As a threshold matter, the KDR argues in its cross-appeal that our court lacks subject matter jurisdiction to review this issue because Pappan did not sufficiently raise it in his petition for judicial review. Pappan did not respond to this argument. However, in his pro se petition, among other claims, Pappan generally asserted the KDR had no jurisdiction to suspend his license because “the administrative hearing did not provide due process of the law. The procedure and decision-making process of the agency was unlawful.”

Subject matter jurisdiction, which is vested by statute, “establishes the court's authority to hear and decide a particular type of action.” Pieren–Abbott v. Kansas Dept. of Revenue, 279 Kan. 83, 92, 106 P.3d 492 (2005). If the district court lacks jurisdiction to enter an order, an appellate court does not acquire jurisdiction over the subject matter on appeal. Ryser v. State, 295 Kan. 452, 456, 284 P.3d 337 (2012). Whether jurisdiction exists is a question of law over which this court's scope of review is unlimited. Frazier v. Goudschaal, 296 Kan. 730, 743, 295 P.3d 542 (2013).

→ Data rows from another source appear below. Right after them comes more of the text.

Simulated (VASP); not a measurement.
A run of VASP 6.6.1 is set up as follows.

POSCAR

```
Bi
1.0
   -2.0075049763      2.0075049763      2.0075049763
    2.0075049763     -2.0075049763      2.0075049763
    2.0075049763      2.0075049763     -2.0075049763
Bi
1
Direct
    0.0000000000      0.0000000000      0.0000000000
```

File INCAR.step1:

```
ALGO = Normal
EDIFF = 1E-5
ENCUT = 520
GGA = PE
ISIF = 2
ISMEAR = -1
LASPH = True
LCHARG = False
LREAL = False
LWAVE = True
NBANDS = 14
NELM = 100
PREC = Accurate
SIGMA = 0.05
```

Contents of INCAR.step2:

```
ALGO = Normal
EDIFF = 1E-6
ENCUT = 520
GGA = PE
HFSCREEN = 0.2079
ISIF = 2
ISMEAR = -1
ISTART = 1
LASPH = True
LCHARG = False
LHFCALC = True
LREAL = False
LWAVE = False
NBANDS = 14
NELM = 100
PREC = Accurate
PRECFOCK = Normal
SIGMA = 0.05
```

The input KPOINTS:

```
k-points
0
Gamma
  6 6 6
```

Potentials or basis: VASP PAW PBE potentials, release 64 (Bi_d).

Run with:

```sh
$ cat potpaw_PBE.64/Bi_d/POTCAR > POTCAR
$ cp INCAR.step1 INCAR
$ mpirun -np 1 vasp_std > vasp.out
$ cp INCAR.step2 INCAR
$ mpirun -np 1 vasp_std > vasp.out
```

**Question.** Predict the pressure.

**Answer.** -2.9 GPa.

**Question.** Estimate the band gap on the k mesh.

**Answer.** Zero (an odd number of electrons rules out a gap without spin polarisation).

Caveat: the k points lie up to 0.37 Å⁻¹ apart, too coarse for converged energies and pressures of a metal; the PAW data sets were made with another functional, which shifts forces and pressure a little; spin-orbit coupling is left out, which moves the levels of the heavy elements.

Appeals from the administrative suspension of driver's licenses are subject to review under the Kansas Judicial Review Act (KJRA), K .S.A. 77–601 et seq. Kingsley v. Kansas Dept. of Revenue, 288 Kan. 390, 396, 204 P.3d 562 (2009). According to K.S.A.2015 Supp. 77–614(b)(6), a petition for judicial review “shall set forth ... the petitioner's reasons for believing that relief should be granted[.]” In Bruch v. Kansas Dept. of Revenue, 282 Kan. 764, 784–85, 148 P.3d 538 (2006), disapproved on other grounds by Sloop v. Kansas Dept. of Revenue, 296 Kan. 13, 290 P.3d 555 (2012), our Supreme Court held that the “petition for review is jurisdictional and the failure to comply with the pleading requirements set forth in K.S.A. 77–614(b) precludes a litigant's statutorily granted right of appeal.” Then, in Kingsley, the Supreme Court reiterated the jurisdictional nature of a petition for judicial review and explained that under K.S.A. 77614(b)(6), “a petition for judicial review must set forth the specific issues that will be raised before the district court.” 288 Kan. at 405. The court subsequently found that “a petition for judicial review strictly complies with K .S.A. 77–614(b)(6) when the reasons for relief set forth in the petition give the court and the agency notice of the issues that will be raised.” 288 Kan. at 406.

Only months after our Supreme Court decided Kingsley, however, our legislature amended K.S.A. 77–614 by amending subsection (c), which provides: “Failure to include some of the information listed in subsection (b) in the initial petition does not deprive the reviewing court of jurisdiction over the appeal. Leave to supplement the petition with omitted information required by subsection (b) shall be freely given when justice so requires.” See L.2009, ch. 109, sec. 26.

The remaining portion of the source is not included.